Mayor Khan ‘shirking responsibility' over CCTV blackout

Just 14 cameras operating in Westminster after 2016

Friday, 13th July 2018 — By Tom Foot

Tony Devenish

Tony Devenish

CONSERVATIVES have hit out at Sadiq Khan after he raised “serious concerns” about the failure to get CCTV back up and running in Westminster.

Tony Devenish, an Assembly Member, said the Mayor of London was “shirking responsibility”.

It follows a long-running row over who should fund CCTV, the council or Met Police, that led to almost the entire surveillance system being taken down last year.

Just 14 cameras are operating compared with 76 following the decision in 2016 that saved the council £2.7million.

Mr Devenish, a former Westminster councillor, said: “This is yet another example of the Mayor shirking responsibility and passing the buck. Reinstalling CCTV cameras in Westminster is mainly a police project.

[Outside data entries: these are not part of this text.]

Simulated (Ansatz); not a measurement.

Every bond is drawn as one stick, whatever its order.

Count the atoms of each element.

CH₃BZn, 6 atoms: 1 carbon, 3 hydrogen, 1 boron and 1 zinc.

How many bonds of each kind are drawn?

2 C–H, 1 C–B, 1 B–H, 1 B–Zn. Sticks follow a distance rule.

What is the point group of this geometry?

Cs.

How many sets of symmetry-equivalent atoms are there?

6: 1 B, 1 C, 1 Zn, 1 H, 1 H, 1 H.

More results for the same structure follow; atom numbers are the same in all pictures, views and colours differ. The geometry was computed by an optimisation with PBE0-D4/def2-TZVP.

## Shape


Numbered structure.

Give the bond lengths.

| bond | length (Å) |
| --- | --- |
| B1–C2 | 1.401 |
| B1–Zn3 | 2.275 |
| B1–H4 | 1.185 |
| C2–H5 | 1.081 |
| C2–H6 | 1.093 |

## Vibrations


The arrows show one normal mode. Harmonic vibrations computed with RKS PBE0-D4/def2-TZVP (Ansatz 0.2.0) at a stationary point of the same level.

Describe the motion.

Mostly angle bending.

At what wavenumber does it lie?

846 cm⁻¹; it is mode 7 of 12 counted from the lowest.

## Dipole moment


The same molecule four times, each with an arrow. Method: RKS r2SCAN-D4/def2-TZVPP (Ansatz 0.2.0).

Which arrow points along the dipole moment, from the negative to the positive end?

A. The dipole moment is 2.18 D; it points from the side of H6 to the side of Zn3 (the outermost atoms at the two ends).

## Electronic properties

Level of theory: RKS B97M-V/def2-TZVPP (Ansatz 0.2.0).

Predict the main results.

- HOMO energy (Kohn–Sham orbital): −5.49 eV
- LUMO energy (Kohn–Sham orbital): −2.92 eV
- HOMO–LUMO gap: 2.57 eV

“The government is increasing the funding going to the police but under Sadiq Khan the Met has failed to spend taxpayers’ money efficiently, as the police inspectorate has already acknowledged.”

A new system was due to be put in place in Westminster with the Met, not the council, owning and operating it.

The Met said it has “no specific date” for the introduction of a new system. The delay has prompted Mr Khan to write to the leader of the council Nickie Aiken about the “unacceptable delay”.

His letter said: “I am seriously concerned therefore about the unacceptable delay in delivering the Westminster CCTV project… while we recognise there has been some progress in recent months, it has been far too slow.”

Westminster councillor Ian Adams said he was surprised the Mayor chose to raise the matter with the council “given it is a police project”, adding: “The council fully supports plans to install a new network across the city and has provided The Mayor’s Office for Policing and Crime with £1.5million funding to help complete the scheme which will include 65 new cameras.

“Of the 65 locations, we have been asked to assist with works at just 15 sites across the city. The majority of this work has already been completed.”